From these three axioms we can also conclude that \langle \mathbf{v}, \alpha\mathbf{w} \rangle = \alpha \langle \mathbf{v,w} \rangle and \langle \mathbf{ v, u+w} \rangle = \langle \mathbf{v,u} \rangle + \langle \mathbf{v,w} \rangle.

  • For all \mathbf{v} \in V, \langle \mathbf{v, v} \rangle \ge 0, with equality if and only if \mathbf{v} = \mathbf{0}.

This is reasonable because from the first axiom, we must have \langle \mathbf{v,v} \rangle \in \mathbb{R}.

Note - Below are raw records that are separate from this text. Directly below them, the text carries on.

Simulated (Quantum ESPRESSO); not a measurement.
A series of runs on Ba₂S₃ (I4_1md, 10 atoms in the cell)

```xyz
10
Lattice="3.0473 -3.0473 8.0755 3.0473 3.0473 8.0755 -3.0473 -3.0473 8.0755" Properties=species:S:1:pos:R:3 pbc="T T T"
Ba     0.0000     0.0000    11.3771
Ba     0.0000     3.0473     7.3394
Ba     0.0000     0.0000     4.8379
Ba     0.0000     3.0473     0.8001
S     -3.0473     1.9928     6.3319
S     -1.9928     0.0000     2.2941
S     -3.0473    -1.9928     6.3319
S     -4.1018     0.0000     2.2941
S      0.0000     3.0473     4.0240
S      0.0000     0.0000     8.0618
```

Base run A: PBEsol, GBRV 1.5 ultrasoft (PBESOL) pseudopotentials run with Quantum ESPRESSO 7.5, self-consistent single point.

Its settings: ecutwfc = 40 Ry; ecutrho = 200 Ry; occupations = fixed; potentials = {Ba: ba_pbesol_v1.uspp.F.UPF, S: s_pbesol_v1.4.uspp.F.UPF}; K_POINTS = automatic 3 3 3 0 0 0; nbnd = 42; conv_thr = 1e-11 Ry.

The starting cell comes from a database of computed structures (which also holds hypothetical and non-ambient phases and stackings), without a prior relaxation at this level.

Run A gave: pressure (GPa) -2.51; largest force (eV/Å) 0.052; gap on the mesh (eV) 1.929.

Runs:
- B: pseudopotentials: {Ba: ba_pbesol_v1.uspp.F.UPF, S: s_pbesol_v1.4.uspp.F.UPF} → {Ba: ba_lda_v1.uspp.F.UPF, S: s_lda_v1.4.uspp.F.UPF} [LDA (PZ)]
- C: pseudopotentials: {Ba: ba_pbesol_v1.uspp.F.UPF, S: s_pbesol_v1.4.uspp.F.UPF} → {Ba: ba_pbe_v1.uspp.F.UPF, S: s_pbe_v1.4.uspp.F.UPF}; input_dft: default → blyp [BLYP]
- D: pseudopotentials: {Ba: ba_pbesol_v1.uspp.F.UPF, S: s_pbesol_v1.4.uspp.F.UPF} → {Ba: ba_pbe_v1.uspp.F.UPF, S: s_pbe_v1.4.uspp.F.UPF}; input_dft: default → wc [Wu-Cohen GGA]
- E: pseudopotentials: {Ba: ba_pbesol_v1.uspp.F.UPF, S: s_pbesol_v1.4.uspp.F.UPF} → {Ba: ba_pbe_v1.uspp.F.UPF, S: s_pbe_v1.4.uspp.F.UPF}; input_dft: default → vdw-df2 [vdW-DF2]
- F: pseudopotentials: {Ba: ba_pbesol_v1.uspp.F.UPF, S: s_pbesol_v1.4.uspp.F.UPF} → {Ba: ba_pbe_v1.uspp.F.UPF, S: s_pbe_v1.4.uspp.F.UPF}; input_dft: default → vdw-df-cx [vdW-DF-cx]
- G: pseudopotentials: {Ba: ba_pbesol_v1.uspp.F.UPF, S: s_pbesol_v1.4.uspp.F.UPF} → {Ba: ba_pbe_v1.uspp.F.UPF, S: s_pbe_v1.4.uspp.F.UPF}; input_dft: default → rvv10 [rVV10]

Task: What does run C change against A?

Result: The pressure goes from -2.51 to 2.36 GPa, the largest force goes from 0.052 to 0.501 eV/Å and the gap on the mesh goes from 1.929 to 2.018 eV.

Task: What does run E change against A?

Note that from these axioms we may also obtain the following result:

  • \langle \mathbf{v,w} \rangle = 0 for all \mathbf{w}\in V if and only if \mathbf{v = 0}.

This is occasionally listed as an axiom in place of the condition that equality holds on the condition \langle \mathbf{v,v} \rangle = 0 exactly when \mathbf{v=0}.

Examples

For the vector space \mathbb{R}^n, the dot product is perhaps the most familiar example of an inner product.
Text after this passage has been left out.